The Natchez, one of six by the same name, built by Captain Tom Leathers, was designed for one purpose, to beat the first Robert E. Lee, supposedly the fastest steamboat on the Mississippi. For months, both the Robert E. Lee and the Natchez worked the St.Louis-New Orleans route, but on different days; then Captain Leathers tossed down the challenge: He would depart New Orleans at the same hour as the Robert E. Lee.

The race was on! It was 1870, in the twilight years of the great riverboats. Captain Leathers did not alter his vessel, but the Robert E. Lee skipper, Captain John Cannon, took the race dead seriously, as if his reputation depended on the outcome of the contest.

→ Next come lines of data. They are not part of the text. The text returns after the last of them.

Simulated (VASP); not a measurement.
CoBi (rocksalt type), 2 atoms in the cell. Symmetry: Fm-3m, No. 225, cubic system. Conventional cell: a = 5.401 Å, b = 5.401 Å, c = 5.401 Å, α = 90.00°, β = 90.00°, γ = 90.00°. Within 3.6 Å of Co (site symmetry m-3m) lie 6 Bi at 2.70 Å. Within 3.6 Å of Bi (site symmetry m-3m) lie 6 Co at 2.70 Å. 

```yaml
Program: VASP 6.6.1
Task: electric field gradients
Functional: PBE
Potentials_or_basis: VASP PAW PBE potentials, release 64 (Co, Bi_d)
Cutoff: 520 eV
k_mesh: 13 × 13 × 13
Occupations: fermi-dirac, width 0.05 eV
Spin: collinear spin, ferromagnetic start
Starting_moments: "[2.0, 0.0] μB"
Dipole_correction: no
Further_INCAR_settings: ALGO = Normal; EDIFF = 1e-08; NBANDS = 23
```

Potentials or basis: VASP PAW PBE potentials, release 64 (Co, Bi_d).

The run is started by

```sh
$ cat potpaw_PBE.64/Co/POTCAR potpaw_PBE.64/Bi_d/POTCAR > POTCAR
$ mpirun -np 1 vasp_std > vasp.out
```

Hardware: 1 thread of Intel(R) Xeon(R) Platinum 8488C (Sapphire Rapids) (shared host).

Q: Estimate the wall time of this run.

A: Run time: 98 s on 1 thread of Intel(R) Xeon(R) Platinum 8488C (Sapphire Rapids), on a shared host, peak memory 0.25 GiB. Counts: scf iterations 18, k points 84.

He stripped his vessel of all unnecessary weight: glass panels, doors, hoists, anchors, rigging, and anything else that would slow the boat down. He even tied the vessel to the shore with a single line, and at exactly 5:00 p.m. on the appointed day an axe cut the line, and the Robert E. Lee was away with a three minute edge over the Natchez.

Up the Mississippi they plowed with a full head of steam and bets totaling over half a million dollars. The telegraph lines along the river flashed news of the race all over the United States.

It was the race of the century. Above Vicksburg, the canny Captain Cannon had a surprise for the Natchez people. He had engaged another steamboat to speed side by side with the Lee and toss over extra cordwood for her boilers piece by piece, as the Lee's head of steam crowded safety margins.

The cry of “Foul! Foul!” went up, but the race continued. Near the entrance of the Ohio River, both vessels entered a fog. Captain Cannon pushed on, endangering the Robert E. Lee and all other river traffic; the Natchez tied up until the weather improved. Of Course, the Robert E. Lee steamed into St. Louis first-three days, eighteen hours, and fourteen minutes out of New Orleans-while thousands cheered. She beat the Natchez by more than six hours.